After a bond proposal was soundly trounced in November 2013, the Corbett School District Board of Directors is going back to voters with a $9.415 million bond request this month.

Voters will decide in the May 20 primary election whether to approve the trimmed-down bond that would replace the 90-year-old middle school and make seismic, fire protection and energy upgrades to the cafeteria, gym and high school.

The bond has been cut back from last fall’s $15 million proposal. Opponents such as school board member Annette Calcagno said at the time they would prefer to see a bond measure in spring 2014 or later of $8 million to $10 million with a more developed plan.

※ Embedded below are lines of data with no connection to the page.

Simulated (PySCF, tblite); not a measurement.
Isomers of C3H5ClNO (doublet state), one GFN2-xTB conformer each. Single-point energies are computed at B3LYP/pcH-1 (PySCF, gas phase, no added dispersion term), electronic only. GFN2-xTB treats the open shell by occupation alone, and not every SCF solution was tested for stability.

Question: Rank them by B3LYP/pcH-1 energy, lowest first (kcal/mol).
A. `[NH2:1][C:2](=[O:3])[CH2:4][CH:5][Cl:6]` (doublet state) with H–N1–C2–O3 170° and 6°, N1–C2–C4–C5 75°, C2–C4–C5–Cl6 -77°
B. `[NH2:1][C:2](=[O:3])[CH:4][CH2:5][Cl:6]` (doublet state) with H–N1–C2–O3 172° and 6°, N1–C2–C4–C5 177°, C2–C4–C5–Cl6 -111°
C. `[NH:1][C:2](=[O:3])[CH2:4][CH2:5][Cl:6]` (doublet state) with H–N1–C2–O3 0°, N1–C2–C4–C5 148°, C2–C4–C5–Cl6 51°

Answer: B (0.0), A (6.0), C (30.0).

The board voted 4-1 in March to place the bond on the May 20 election ballot.

A $9.415 million bond would cost an estimated $1.71 per $1,000 of assessed value, which if approved, would not increase the property tax rate for Corbett School District residents from 2013-14. The bond would mature over a period not to exceed 21 years.

In 1994, voters passed a $6.5 million bond to construct a new elementary school. Besides the elementary school, district buildings are between 35 and 90 years old.

The vote on the bond comes amid a year in which district personnel were called into ethical question and which has seen heated debate over its leadership, charter school, AP philosophy and alleged lack of communication with the community.

The bond is opposed by the political action committee Save Our Schools, which says the bond lacks a developed plan, transparency and community input.

In particular, members of SOS have expressed concern that the school board and district administration is trying to grow Corbett schools with out-of-district students.

Conversely, the bond is supported by Safe Corbett Kids, which says the bond protects Corbett property values with a new and safe building, makes economic sense with no new tax increase, will reduce congestion and responds to community concerns.

In its literature, the vote yes campaign references keeping “small but strong schools.”

Charter lease agreement

At its Wednesday, May 7, special board meeting, the Corbett School Board accepted a renegotiated Corbett Charter School lease agreement, following months of negotiation between the district and charter parties.

For one year, the charter school may lease Corbett’s library for $115,000 in total from July 1 through June 30, 2015.

In emailed correspondence, Bob Dunton, charter director, said the charter will not be able to offer its primary or high school program.

The library space will accommodate 75 students in fifth- and sixth-grades on campus.

“We had to make decisions regarding where one year could make the greatest positive impact,” Dunton wrote. “We also had to consider what age students would do best in the space that is available to us.”

Sheri Dunton, Dunton’s wife and a charter teacher, specialist and administrator, will serve as the on-site principal, he wrote.

Dunton has written that he will manage the charter’s organization, personnel and budget from afar, as he is not allowed on campus through the lease agreement.

Lindy Sims, Larry Swanson and Sarah Dummer will serve as charter teachers, he wrote.

On Jan. 22, the board voted to renew the charter school, but entered into a 90-day period of negotiations about the school.

Emotions ran high last February as the Corbett School Board voted 5-2 to pull the plug on Corbett Charter School’s lease after this school year.

A spiral of controversy has surrounded the charter school, with many teachers, parents and members of the public calling it divisive.

And yet even some opponents of the charter school said while they wanted to see the charter go, they wanted to do what was in the best interest of students and avoid a potential lawsuit from Dunton.